I tried to set up Impala to use YARN resource management. This requires (except from other things) to turn on Linux Container Execution (LCE) on all hots and
configuring YARN to use LCE.
The problem is, that when I tried to run a Spark job under root account YARN refused to do ths. First, it was an error message about nobody user.
Since YARN is by default configured to use this user, I changed the yarn.nodemanager.linux-container-executor.nonsecure-mode.local.user to false
in safety valve for yarn-site.xml.
Regarding the documentation this should enforce that every action in the container is executed under the user who submitted the job.
I tried to add root to the whitelist of allowed users in YARN (allowed.system.users) and setting min.user.id to 1, but nothng helped.
Yarn still is refusing to start a job under root.
yarn makes three checks ( source code ) :
For now the only workaround I found is to create a new user with UID and GID equal to 0 and insert the name of the user in white listed and set min user id to 0.
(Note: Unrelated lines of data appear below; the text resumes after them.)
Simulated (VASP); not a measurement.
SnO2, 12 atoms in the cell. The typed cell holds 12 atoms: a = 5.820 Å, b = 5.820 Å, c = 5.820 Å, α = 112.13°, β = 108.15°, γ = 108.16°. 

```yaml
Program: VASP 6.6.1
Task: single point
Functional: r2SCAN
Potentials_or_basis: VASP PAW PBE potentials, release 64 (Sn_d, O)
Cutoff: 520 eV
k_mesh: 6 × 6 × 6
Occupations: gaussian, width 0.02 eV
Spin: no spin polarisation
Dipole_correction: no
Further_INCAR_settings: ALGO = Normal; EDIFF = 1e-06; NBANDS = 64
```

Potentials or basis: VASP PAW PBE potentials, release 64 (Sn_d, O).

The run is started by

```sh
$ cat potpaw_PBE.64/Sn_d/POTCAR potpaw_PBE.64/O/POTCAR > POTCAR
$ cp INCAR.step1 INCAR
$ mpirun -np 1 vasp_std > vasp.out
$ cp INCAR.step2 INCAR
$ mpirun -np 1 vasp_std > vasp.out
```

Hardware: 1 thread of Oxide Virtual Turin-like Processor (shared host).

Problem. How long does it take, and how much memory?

There is an important motivation to use root: if you need to use distcp on a target location that is an NFS filesystem or a sharable filesystem mounted local on the datanode/workernode to make a backup.
Infact in that case, if you run a job with a normal user, it's not possible to change the owner of the file, so the distcp backup will fails. Obviously if you run as root it will fail too for the hard coded control.